Sunday, 26 October 2014

The age of loneliness




Admittedly, I could say that every week. And I strongly urge anyone to read every one of his Guardian columns. But this one strikes very close for me. He describes something that was a major (the major) factor in naming this blog Anachronicles. There are several ways in which I feel out of synch with my time, although I have already mentioned that I sometime question how much other times really were (or will be) different, and how much comes from biased perception.

But I have always reckoned that much of it is genuine. And it is confirmed by data, as he shows. He calls our epoch the Age of Loneliness, which is appropriate, although I reckon that it is also an age of individualism (and he does cover that too). This feeling must be magnified by living in the UK: it appears to be pretty much the capital of the lonely/individualistic world.

Maybe there is a kind of paradox that I should feel so strongly about that when I guess quite a few people over the years would have considered me some kind of loner –it’s true that I am not a natural herd follower and that I would often not feel like joining in some “group fun” that did not look like fun to me. But I know that I was feeling estranged from distinctly superficial interactions, not from interactions per se. Far from a total loner, I have come to realise that pretty much all of my aspirations are about human contacts. 

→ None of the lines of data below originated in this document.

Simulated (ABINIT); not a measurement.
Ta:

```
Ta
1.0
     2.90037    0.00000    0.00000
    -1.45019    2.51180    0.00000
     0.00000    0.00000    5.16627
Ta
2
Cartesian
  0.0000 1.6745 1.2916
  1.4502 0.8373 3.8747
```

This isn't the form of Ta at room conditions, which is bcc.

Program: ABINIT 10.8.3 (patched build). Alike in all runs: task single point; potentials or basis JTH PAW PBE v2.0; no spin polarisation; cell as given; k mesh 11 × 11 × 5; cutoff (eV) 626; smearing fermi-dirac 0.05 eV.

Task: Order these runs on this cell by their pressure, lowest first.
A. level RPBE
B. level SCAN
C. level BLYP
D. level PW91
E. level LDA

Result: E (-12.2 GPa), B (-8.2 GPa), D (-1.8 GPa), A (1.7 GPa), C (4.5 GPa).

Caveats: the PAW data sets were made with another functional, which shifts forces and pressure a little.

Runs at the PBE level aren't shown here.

It’s true that I have too many times been hit by unbelievably individualistic, selfish and outrageous behaviour while myself acting as such a team-player that I was giving no more priority to my interests than to those of the person about to wrong me, which probably makes me even more sensitive to the defects of our age. But even ignoring those extreme events, individualism is everywhere. In the office, many people go straight to their desks without saying hello to anyone, and give every impression of avoiding eye contact all day long with anyone trying to maintain that modicum of civility; many people theorise that it’s completely fair play to defend your interest at all costs, even if it means maintaining the most iniquitous situation, and indeed express their expectation that anyone should and will do so; Tories famously theorised that there is no such thing as society.

Yet, and again Monbiot confirms my impressions with data, this simply creates misery. We would be much happier with much less, if only we remembered the skill of sharing it.